India has emerged as the most preferred and attractive investment destination globally. Not just in terms of investment, but international partners have been attracted to the country due to the ease of doing business offered by the current government.
India has been one of the fastest emerging economies in the world which not only sustained the global downturn of 2008-2009, however, also grew consistently at higher rates during the succeeding decade. Multinational corporations are investing more in new projects in India, than the domestic companies.
Foreign direct investments (FDI) have played a gigantic role, which alone accounted for US$ 13 Billion worth non-bank funds that financed businesses in India during April-July 2018, according to RBI data. IPOs, private placements and subscription to commercial papers together accounted for US$ 96 million or 26% of the non-bank funds flow during the period.
According to a market research report released last year, the domestic consumption is also set to treble to US$4 trillion by 2025 as rising affluence levels drive changes in consumer behavior and spending patterns that have big implications for companies. About 40 percent of the population would be living in urban areas by 2025, and city dwellers would account for over 60 per cent of consumption, it said.
Why has India become the favourite investment destination for European MNC over the years?
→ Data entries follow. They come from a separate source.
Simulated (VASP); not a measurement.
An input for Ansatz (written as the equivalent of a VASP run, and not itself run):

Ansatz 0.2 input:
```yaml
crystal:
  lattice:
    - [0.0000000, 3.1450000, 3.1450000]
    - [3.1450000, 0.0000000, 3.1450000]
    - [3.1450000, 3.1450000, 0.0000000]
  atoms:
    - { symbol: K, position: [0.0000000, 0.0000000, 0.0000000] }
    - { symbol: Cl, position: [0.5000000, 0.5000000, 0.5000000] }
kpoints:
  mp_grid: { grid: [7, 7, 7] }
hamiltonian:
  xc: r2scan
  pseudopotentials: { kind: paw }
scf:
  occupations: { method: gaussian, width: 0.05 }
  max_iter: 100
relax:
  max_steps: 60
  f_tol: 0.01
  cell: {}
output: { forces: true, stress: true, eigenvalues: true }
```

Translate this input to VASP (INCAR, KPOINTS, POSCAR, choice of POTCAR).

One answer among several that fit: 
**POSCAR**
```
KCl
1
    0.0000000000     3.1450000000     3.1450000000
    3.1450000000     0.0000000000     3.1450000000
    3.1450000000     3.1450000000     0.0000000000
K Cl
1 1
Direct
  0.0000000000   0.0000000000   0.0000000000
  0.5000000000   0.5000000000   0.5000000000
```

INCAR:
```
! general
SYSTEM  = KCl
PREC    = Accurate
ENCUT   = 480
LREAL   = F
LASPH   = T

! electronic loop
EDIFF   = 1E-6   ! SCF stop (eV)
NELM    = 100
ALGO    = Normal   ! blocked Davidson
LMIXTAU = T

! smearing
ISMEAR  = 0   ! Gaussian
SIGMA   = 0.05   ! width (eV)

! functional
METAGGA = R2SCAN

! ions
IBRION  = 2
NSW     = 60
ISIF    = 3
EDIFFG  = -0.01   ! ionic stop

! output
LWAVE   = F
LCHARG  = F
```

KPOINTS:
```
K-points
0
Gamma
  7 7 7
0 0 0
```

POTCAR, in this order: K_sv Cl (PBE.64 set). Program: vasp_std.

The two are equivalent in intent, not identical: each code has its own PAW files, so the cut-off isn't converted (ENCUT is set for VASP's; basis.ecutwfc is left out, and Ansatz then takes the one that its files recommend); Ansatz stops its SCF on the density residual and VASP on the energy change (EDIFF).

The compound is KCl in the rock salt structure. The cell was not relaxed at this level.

India’s middle class is rising while it reflects the contrary in European countries, leading to stagnation of the middle-income groups in leading economies. This is attributed either due to households falling below the middle-class threshold or others escaping and becoming rich. In the developed countries of Europe, the middle class is large but stagnating in numbers. In fact, it is squeezed between the two ends, growing even slower than overall population growth.
Today, it is thus not just the underdeveloped countries, which need foreign capital for economic development, but even the advanced countries of Europe are seeking external aid in the initial stages of their business development. China may be the world’s largest emerging economy, however, India is beating China in an indicator that matters the most to emerging market investing; which is ‘financial market development.’ In brief, this means that India is less prone to any financial crisis as against China and this makes India a better investment destination than her neighbour.
India Inc. is increasing its engagement with the world by entering markets abroad or acquiring assets and therefore, public perceptions and trust in Indian companies have been playing a crucial role in ensuring the success of domestic operations. Edelman Trust Barometer, compiled by Edelman, a leading global communications marketing firm projected approximately 44 per cent of the public showing trust in Indian business growth potential as compared to 36 percent who voted in favour of China in 2018. As per the study, 50 percent of people between 8-34 years of age believed that Indian companies had significantly improved over the past few years while people between 35-54 age voted 47 per cent in favour of India.
Other reasons that make India a magnet for investments Vs China by European companies:
- Indian Government’s constant evolving investor friendly policies.
- Lower cost of production due to lower labour rates.
- Availability of skilled manpower, at far cheaper costs compared to Europe.
- Natural resources found in abundance.
- English is spoken fluently as one of the major business languages – a critical aspect which is missing from other south Asian countries, especially China.
- The strategic and geographic positioning of India surrounded by South East Asia, Middle East and also it’s close proximity to Europe.
- As per projections made by internationally renowned consultants and IMF, India is likely to surpass China and become the largest economy of the world by the year 2025.
- Thus, businesses around the world and particularly from Europe would not want to miss the growth opportunity curve offered by the Indian markets today.
- China’s debt as a percentage of GDP currently stands at 235% and the IMF estimates that this will rise to 300% by 2022.
- Quality of products is less of an issue for India compared to Chinese productions.
- European markets are looking at India as a manufacturing hub, recreating what they have already done in China and also developing an alternative against the monopoly of the Chinese.